Blog three of an eight-part series on the tenants of a powerful user or audience experience
So far in this series, I shared insights about the first and second tenants of creating powerful experiences: useful and usable. In this post, I want to discuss the third tenant: findable.
Building on the metaphor about public transportation, you started your experience with a public transportation system from the moment you thought about taking a train, bus, subway, or metro system. Perhaps you found the bus or metro useful because it gets you from point A to point B and it gets you there fast. You also found the metro or bus usable because you were able to easily purchase a ticket or card online and add money to it for fare.
Now that you know your metro or bus option is both useful and usable, you’ll begin to ask yourself questions about findability:
- “Will I be able to easily find the metro entry point?”
- “Will I be able to read the signs directing me to the correct bus?”
- “Will I be able to navigate the routes and stops?”
In short, being findable is about whether the public transportation system, website, one-pager, platform, etc. – and the content or information within – is easy for its users and audiences to find.
We live in a world where most people do not read, but scan, and they muddle through information because they’re too busy, too distracted, or unengaged to dig deeper. We can all be guilty of this. So, if a public transportation system, website, brand, or other product is not easy to find or navigate for information and services, users and audiences will quickly leave if they even found your product or service to begin with.
To design a powerful experience for users and audiences, you must be easy to find and navigate, because they will not spend long looking for you. They will find someone else who is easy to find first and engage with them instead.

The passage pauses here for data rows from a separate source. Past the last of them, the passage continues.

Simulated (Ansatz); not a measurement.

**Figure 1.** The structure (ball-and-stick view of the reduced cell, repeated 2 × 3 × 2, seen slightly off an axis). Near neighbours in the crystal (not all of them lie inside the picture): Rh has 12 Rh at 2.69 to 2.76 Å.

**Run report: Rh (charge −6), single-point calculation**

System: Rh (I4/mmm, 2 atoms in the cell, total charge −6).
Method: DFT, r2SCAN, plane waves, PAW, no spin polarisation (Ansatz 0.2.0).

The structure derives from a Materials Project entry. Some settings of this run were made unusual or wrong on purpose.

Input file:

Search engine optimization (SEO) and usability testing play major roles in findability. Ensuring a site’s SEO is implemented for Google rankings will increase visibility and as a result, findability. Usability testing will also help to find potholes in findability. By watching real users and audiences interact with your site, one-pager, service, etc., you can see firsthand where they get stuck, frustrated, and give up, and as a result, fix the potholes.
If your users and audiences cannot find your website, service, or product, then engagement with them is over before it begins. You must be findable.